I don't generally like to discuss Mike Tyson very much. There are several reasons for this. For one, I barely consider him a boxer at this point. The man is a history lesson more than anything. And for another thing, he's just such a hot button topic, with rabid supporters that I don't understand and rabid haters that I also don't understand. He is what he is; he was not in any way a good man for many points of his life, but there are worse people both in and out of boxing.
That said, Ron Borges at The Sweet Science has an interesting post up on the new documentary Tyson, which debuted at Cannes to some pretty solid acclaim and will be released in theaters (I'd guess on a limited scale) later this year.
From the SS post, which centers on former Tyson assistant manager Steve Lott's viewing of the film:
"It’s easier for Mike to say he has demons, that he was a thug, that he was crazy, than it is to say he got conned by the people he allowed into his life."
...
"It was unbelievable. It was bad under King and worse under Finkel but Mike comes down on King, gives Robin a pass and there’s not a mention of Finkel in the documentary. The only thing Shelly did that was brilliant was keep Mike surrounded with all those cretins who were in his life."
...
"Regarding the documentary itself, I spoke with Toback last year, warning him that Mike would not have the courage to tell the truth about his career. Mike wants the world to think that he was destroyed by his demons. Where were those demons when he was a world-wide hero with Cayton and Jacobs for year after year? Toback just told me Mike was going to tell his story."
Lott's contention, as you may be able to tell through just these snippets, is that Tyson is simply not telling the truth about a large portion of his life, and is more interested in blaming things or his psyche than taking responsibility for anything; or maybe not even so much that as just not placing the blame where it deserves to be placed.
I do not know Mike Tyson. I don't know Steve Lott. I don't know who's more right, or if anyone is particularly correct. But it amazes me (well, not really) that a film that a week ago was almost universally praised is already getting flamed by informed viewers.

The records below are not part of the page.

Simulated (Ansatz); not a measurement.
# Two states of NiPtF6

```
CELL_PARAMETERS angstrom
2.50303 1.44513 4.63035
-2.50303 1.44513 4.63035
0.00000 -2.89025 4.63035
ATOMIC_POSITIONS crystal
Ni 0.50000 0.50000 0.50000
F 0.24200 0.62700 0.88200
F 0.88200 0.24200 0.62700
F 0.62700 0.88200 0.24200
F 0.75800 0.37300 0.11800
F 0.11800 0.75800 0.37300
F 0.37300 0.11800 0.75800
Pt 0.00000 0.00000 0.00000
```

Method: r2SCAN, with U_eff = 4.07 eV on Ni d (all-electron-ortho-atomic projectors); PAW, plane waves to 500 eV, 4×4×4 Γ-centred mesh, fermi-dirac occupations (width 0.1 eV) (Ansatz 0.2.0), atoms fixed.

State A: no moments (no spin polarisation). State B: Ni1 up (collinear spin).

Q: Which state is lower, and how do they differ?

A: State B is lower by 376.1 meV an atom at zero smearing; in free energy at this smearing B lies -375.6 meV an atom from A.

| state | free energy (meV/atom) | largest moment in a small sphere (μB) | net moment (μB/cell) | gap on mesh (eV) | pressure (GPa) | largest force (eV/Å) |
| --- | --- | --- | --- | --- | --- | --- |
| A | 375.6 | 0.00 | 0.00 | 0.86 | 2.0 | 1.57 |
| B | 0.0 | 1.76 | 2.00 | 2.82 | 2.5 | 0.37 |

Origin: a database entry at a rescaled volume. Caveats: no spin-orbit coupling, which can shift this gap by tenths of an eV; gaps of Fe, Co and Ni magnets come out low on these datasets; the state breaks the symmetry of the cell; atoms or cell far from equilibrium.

It's really no surprise, if you think about it. Everything Mike Tyson touches turns into an event. Everyone has an opinion. People that probably haven't talked to Mike for a decade or more are suddenly the world's foremost Tyson expert.
My opinion? Nobody really knows the real Mike Tyson. Mike Tyson doesn't know the real Mike Tyson. There IS no real Mike Tyson. "Mike Tyson" is a brand name, not a person. The last two and a half decades of his life, Mike has been bought and sold, sent to prison, had personal ups and downs, gone broke, and seen a career that was once on top of the entire world wind up going down in pretty embarrassing fashion. Can you imagine having been Mike Tyson for the last 25 years? I can't fathom it.
In the past, I've been quick to form personal opinions about Mike, as most anyone does. But when I really sat down and thought about Mike's life, I have no idea how anyone could have dealt with all of that and stayed a "regular person" in any way. There's not really a boxer in history whose story compares to Tyson's.
But I will say this: I can't blame Don King the way so many pre-King Tyson advisors/managers/confidantes/etc. are so quick to do. It's such an easy scapegoat, but let's be serious here. Don King has been the promoter for a lot of fighters, and this isn't a reoccuring story. You can't throw this at the doorstep of Don King and be done with it. It requires a lot more than that. It probably, in most ways, requires a mirror for Mike Tyson.
That's not to say he wasn't poorly influenced, but Don King was not his father or his keeper or anything like that. At some point, an adult has to take responsibility of his own life. Why should Don King or Shelly Finkel or anyone have slapped Mike's hand out of the cookie jar, if that is indeed the way Steve Lott or anyone else sees it?
I'm not speaking for Mr. Lott or Mr. Tyson or Mr. King or anyone else -- it's not my place to, obviously. I'm just talking about Tyson, because I so rarely really will. If nothing else, he's a fascinating man.
And even after saying all of that, what Lott seems to miss is that this is a film, which reportedly shows Tyson contradicting himself several times. This is a documentary film about Mike Tyson, from Mike Tyson's point of view. If he lies, then he lies. And it might not be a lie to him, anyway.
I wish it was easier to remember the great moments of Mike Tyson's life and career.